Data Distribution

A bucket is the smallest storage unit for reads and writes, each bucket directory contains an LSM tree.

Fixed Bucket

Configure a bucket greater than 0, using Fixed Bucket mode, according to Math.abs(key_hashcode % numBuckets) to compute the bucket of record.

Rescaling buckets can only be done through offline processes, see Rescale Bucket. A too large number of buckets leads to too many small files, and a too small number of buckets leads to poor write performance.

Dynamic Bucket

Default mode for primary key table, or configure 'bucket' = '-1'.

The keys that arrive first will fall into the old buckets, and the new keys will fall into the new buckets, the distribution of buckets and keys depends on the order in which the data arrives. Paimon maintains an index to determine which key corresponds to which bucket.

Paimon will automatically expand the number of buckets.

  • Option1: 'dynamic-bucket.target-row-num': controls the target row number for one bucket.
  • Option2: 'dynamic-bucket.initial-buckets': controls the number of initialized bucket.

Dynamic Bucket only support single write job. Please do not start multiple jobs to write to the same partition (this can lead to duplicate data). Even if you enable 'write-only' and start a dedicated compaction job, it won’t work.

Normal Dynamic Bucket Mode

When your updates do not cross partitions (no partitions, or primary keys contain all partition fields), Dynamic Bucket mode uses HASH index to maintain mapping from key to bucket, it requires more memory than fixed bucket mode.

Performance:

  1. Generally speaking, there is no performance loss, but there will be some additional memory consumption, 100 million entries in a partition takes up 1 GB more memory, partitions that are no longer active do not take up memory.
  2. For tables with low update rates, this mode is recommended to significantly improve performance.

Normal Dynamic Bucket Mode supports sort-compact to speed up queries. See Sort Compact.

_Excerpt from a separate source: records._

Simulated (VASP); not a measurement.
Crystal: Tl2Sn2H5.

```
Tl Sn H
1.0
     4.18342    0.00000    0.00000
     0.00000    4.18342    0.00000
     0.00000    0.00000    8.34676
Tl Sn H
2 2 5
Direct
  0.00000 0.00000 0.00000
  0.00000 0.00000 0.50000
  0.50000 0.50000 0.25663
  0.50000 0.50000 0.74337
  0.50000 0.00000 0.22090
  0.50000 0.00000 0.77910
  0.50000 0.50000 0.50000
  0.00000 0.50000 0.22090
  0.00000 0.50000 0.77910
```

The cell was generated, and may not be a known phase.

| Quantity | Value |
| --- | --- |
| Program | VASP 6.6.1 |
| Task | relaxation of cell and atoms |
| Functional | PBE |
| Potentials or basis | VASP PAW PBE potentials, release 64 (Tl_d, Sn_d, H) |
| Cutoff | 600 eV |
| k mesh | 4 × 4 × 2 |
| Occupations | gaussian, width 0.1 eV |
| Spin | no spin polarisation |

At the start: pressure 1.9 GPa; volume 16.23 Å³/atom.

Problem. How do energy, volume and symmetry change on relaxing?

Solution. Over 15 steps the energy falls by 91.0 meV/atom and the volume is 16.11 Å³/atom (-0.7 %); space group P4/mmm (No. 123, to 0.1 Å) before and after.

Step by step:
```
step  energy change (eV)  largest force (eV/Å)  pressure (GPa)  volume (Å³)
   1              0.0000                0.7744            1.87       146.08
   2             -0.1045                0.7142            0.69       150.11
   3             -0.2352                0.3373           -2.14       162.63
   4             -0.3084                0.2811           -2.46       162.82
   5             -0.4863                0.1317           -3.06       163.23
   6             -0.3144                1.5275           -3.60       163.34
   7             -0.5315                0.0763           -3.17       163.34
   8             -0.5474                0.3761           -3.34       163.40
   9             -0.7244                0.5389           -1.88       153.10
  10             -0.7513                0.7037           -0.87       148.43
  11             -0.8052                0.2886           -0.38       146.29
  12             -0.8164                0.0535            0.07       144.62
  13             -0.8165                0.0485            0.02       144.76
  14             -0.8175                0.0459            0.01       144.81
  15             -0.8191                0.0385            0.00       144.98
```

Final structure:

Cross Partitions Upsert Dynamic Bucket Mode

When you need cross partition upsert (primary keys not contain all partition fields), Dynamic Bucket mode directly maintains the mapping of keys to partition and bucket, uses local disks, and initializes indexes by reading all existing keys in the table when starting stream write job. Different merge engines have different behaviors:

  1. Deduplicate: Delete data from the old partition and insert new data into the new partition.
  2. PartialUpdate & Aggregation: Insert new data into the old partition.
  3. FirstRow: Ignore new data if there is old value.

Performance: For tables with a large amount of data, there will be a significant loss in performance. Moreover, initialization takes a long time.

If your upsert does not rely on too old data, you can consider configuring index TTL to reduce Index and initialization time:

  • 'cross-partition-upsert.index-ttl': The TTL in rocksdb index and initialization, this can avoid maintaining too many indexes and lead to worse and worse performance.

But please note that this may also cause data duplication.

Pick Partition Fields

The following three types of fields may be defined as partition fields in the warehouse:

  • Creation Time (Recommended): The creation time is generally immutable, so you can confidently treat it as a partition field and add it to the primary key.
  • Event Time: Event time is a field in the original table. For CDC data, such as tables synchronized from MySQL CDC or Changelogs generated by Paimon, they are all complete CDC data, including UPDATE_BEFORE records, even if you declare the primary key containing partition field, you can achieve the unique effect (require 'changelog-producer'='input').
  • CDC op_ts: It cannot be defined as a partition field, unable to know previous record timestamp. So you need to use cross partition upsert, it will consume more resources.